Henry Moore at Tate Britain
until 8 August
Pictured: Mother and Child, 1924-25
A few words about this lovely retrospective. Before entering, I didn’t know Henry Moore beyond his iconic larger works - scattered across the landscape gardens and sculpture parks of my childhood memories - so this was a revealing education.
In chronological procession, across seven rooms, we wind through Moore’s working life.
His early work, such as the Mother and Child above, is wonderfully primitive - staring eyes, strong arms - and brings to the surface core, primal emotions that stay throughout the exhibition.
“Some of those revelations of sculptural form that alter a man’s life have come to me in the dark, crowded corners of The British Museum.”
The forms become slowly softer and Moore’s base poses are fully realised - the reclining female figure, and the mother and child.
“The fullness of form, the tautness of form, all these things are connected with life, and life is sex.”
Many of these representations have a dream like quality, and lead directly to the abstraction that enters his work in the 1930s. These erotic, sensual forms, occasionally sporting masons glyphs, are simultaneously familiar and alien.

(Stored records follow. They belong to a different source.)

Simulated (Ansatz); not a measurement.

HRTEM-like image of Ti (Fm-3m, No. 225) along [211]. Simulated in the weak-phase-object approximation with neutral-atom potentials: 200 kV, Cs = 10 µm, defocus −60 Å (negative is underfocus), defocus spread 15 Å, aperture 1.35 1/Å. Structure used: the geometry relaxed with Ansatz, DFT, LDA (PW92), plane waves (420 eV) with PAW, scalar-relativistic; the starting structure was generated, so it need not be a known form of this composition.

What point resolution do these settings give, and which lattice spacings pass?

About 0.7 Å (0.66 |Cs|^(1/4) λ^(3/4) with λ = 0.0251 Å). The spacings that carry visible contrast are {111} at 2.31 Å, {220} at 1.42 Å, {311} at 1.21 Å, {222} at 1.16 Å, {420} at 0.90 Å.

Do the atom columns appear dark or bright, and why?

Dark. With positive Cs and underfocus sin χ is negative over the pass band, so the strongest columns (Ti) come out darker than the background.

We enter a period of deconstruction with the sculptural forms stripped back to their elemental forms. Many works draw our focus to the void rather than the solid parts - a hole in the heart or womb of the abstracted subject. This concept of the violated body returns in later works.
In a dark room the exhibition focuses on the bleak period of the Second World War, when Moore was an official war artist. The bleak, charcoal depictions of skeletal Londoners sheltering in the tube are rough and harrowing.
“If one had to describe what hell might be like, this would be it.”
“The only thing at all like those shelters that I could thing of was the hold of a slave ship.”
Post-war, Moore’s work becomes more animal and broken. Now the child is bawling, and turned against from their mother. Form is distorted. Not mutated but mutilated by fellow man. Reclining figures are no longer relaxed and languid, but forced to the ground in fear. The Warrior with Shield is typical - amputated and defenceless he awaits a coup de grâce.
In the final room we see several large reclining figures, this time from raw and open grained Dutch Elm. New languid life springs from the dead trees.
Overall a really well constructed and educational exhibition. Narrative in art is really important to me, and Henry Moore has it in spades.
(Sorry for the rambling. I’ve set myself a goal of posting some longer pieces, with the aim of improving my writing, a skill that I’ve never mastered.)